My Take | Hong Kong students the real losers in language battle
Baptist University clash over mandatory Mandarin test is sadly part of the larger localist campaign against real or perceived incursion by China
The breakdown of communal consensus and the social fabric is a destructive and dangerous thing. The question of what constitutes the local language and the national language goes to the very heart of the matter in Hong Kong.
Twenty years ago, everyone agreed that Hong Kong people should strive to become trilingual in Cantonese, Mandarin and English. It’s true that not everyone can master more than one language, but a working knowledge of the other two has long been considered desirable.
Now, Mandarin is being seen by some as the language of the enemy, and so is to be rejected. The other side of the coin is the belief that Cantonese ought to be protected and promoted.

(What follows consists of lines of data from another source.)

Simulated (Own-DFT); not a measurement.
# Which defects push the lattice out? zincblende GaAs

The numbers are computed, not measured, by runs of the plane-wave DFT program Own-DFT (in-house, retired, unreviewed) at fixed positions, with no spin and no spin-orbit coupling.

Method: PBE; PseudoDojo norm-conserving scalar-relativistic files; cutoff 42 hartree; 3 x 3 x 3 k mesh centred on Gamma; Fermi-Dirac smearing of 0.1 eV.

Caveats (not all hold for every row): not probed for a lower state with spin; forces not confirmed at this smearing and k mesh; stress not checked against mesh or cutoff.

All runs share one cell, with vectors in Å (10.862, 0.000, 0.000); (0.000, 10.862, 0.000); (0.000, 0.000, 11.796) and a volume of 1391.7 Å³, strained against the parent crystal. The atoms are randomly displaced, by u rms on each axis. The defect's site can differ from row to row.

That is the real reason behind the controversy at Baptist University. To outsiders, it must seem bizarre that a national language test should be considered controversial. Even if students object to it, it’s hardly newsworthy. But in Hong Kong today, it cuts right down to the localist debate over identity and its distinctive roots in the culture and history of Hong Kong. And what can be more integral to our core self than the language we speak in defining ourselves and the world?
It’s hard to get a fix on the furore because the students and those who support them have put forward various extraneous arguments against the mandatory test.